At one time, there were local generator/starter shops almost everywhere. But now in today's world of just "replace it", they are becoming far and few between. If your generator is the original to the car, or if it is AT LEAST a correct generator, HAVE IT REBUILT, DON'T SWAP IT!!!!!!!!
If the voltage regulator has gone bad, AND IF IT IS A CORRECT STYLE DELCO REGULATOR, don't toss it!!!!!!!!!!!!! You may be able to find an aftermarket replacement and just put your Delco cover on the new regulator.
But, again, my choice would be to have John Pirkle rebuilt it for you. Sorry, I don't have John's contact info. Anyone here have it?
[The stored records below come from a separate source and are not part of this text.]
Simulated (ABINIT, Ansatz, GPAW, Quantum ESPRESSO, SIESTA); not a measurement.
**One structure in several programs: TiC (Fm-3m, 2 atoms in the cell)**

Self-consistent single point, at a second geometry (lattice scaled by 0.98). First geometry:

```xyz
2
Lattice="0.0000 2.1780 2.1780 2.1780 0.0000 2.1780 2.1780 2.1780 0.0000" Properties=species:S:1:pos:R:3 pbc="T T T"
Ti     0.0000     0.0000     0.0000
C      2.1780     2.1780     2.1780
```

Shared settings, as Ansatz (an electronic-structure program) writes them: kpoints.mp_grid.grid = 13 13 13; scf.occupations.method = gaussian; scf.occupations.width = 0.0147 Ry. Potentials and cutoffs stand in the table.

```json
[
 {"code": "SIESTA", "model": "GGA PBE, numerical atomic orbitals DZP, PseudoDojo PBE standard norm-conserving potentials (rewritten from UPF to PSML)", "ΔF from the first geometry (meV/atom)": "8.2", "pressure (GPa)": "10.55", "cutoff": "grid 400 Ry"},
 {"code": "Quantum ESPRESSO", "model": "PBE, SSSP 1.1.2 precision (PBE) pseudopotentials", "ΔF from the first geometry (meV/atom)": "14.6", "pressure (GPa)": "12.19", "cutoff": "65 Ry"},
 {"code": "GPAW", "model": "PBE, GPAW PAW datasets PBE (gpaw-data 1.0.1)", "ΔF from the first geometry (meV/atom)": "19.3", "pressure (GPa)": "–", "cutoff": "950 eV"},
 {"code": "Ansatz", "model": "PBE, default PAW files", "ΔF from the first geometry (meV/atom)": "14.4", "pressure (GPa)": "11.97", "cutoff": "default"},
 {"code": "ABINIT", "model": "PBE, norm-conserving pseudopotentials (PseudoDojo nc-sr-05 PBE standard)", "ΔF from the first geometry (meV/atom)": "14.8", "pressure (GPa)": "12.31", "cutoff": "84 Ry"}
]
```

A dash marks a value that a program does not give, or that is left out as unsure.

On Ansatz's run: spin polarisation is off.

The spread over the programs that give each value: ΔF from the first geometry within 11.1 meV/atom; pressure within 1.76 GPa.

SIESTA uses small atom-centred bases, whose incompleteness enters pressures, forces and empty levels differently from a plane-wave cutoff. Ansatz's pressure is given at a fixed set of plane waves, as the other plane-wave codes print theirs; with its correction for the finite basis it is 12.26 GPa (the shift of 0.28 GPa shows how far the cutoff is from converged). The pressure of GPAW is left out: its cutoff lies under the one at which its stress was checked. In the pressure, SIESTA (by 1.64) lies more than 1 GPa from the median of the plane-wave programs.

For these early cars that don't have all the electrical power requirements that are on today's cars, the generator system is more than adequate for supplying all of your electrical needs. Plus, a generator is correct for 62-earlier cars. So, save it and rebuild it, ESPECIALLY IF IT HAS THE ORIGINAL TAG ON IT!
At one time, there were local generator/starter shops almost everywhere. But now in today's world of just "replace it", they are becoming far and few between. If your generator is the original to the car, or if it is AT LEAST a correct generator, HAVE IT REBUILT, DON'T SWAP IT!!!!!!!!
If the voltage regulator has gone bad, AND IF IT IS A CORRECT STYLE DELCO REGULATOR, don't toss it!!!!!!!!!!!!! You may be able to find an aftermarket replacement and just put your Delco cover on the new regulator.
But, again, my choice would be to have John Pirkle rebuilt it for you. Sorry, I don't have John's contact info. Anyone here have it?
For these early cars that don't have all the electrical power requirements that are on today's cars, the generator system is more than adequate for supplying all of your electrical needs. Plus, a generator is correct for 62-earlier cars. So, save it and rebuild it, ESPECIALLY IF IT HAS THE ORIGINAL TAG ON IT!
#8
Melting Slicks
Procedure for Gererator testing...........
I suggest stepping way up to 1963 technology and installing an alternator. Alternators are generally know for actually keeping a battery charged.
Oh yes also consider disc brakes and an electronic ignition.
best of luck
JLS
#9
Team Owner
You just need to measure the voltage across the battery terminals - if you have between 13.8V and say 14.5V at a couple thousand RPMs the generator is working - so you prob have battery problems or corrosion; if the voltage is around 12V the generator is prob NOT working and it could just be brushes. If the voltage is spiking up 16V or even higher the regulator is the culprit. I wouldn't ground or jumper any terminals - these tests usually isolate the problem...
If its your voltage regulator consider a solid state replacement - there is only ONE place to get these for GENERATOR cars (plenty around for alternator cars) and if you want to go that route let me know and I'll give you the info for the guy that does the conversion (he even keeps it inside your same V/R case).
If its your voltage regulator consider a solid state replacement - there is only ONE place to get these for GENERATOR cars (plenty around for alternator cars) and if you want to go that route let me know and I'll give you the info for the guy that does the conversion (he even keeps it inside your same V/R case).
#10
Melting Slicks
#12
Le Mans Master
The easiest and best way to check output AND rule out the volt. reg. is to disconnect all the wires from the generator, hook a volt meter to the arm. terminal and start the car. You should have between 2-6 volts. Now ground the field terminal and you should get over 15 volts when you rev. the engine. If you do, you have a bad regulator. If you don't, you have a bad generator. Simple as that.
Jim
Jim
#13
Race Director
I would go with Tom on this one. I suspect the generator and its brushes. If the regulator was not working the voltage would be higher and a chance of the armature in the generator has thrown solder. If there is a silver line inside of the generators case then the armature is shot. Indicating the regulator is bad causing the generator to overhear and throwing the solder I mentioned. Without the silver line {melted Lead} the generator is salvageable. The armature can be sanded where the brushes contact it, but its best to undercut the armature too as would be done in a actual rebuild..Caution, if there is that line inside the case, the regulator caused it and it too is now bad and will blow another generator. Your better position is to take it to an electrical shop and have both tested.....
#14
Well, shucks, gee whizz. What do ya know--picked up a Delco generator from a junked Chevy in the boneyard and discovered a black wire from the top of the voltage regulator that had not been reconnected when the mechanic was working on a new fuel line. Slapped the old one back in with the black wire connected to the generator housing and off I went for a 400 mile round trip weekend. Thanks all for your input on the output.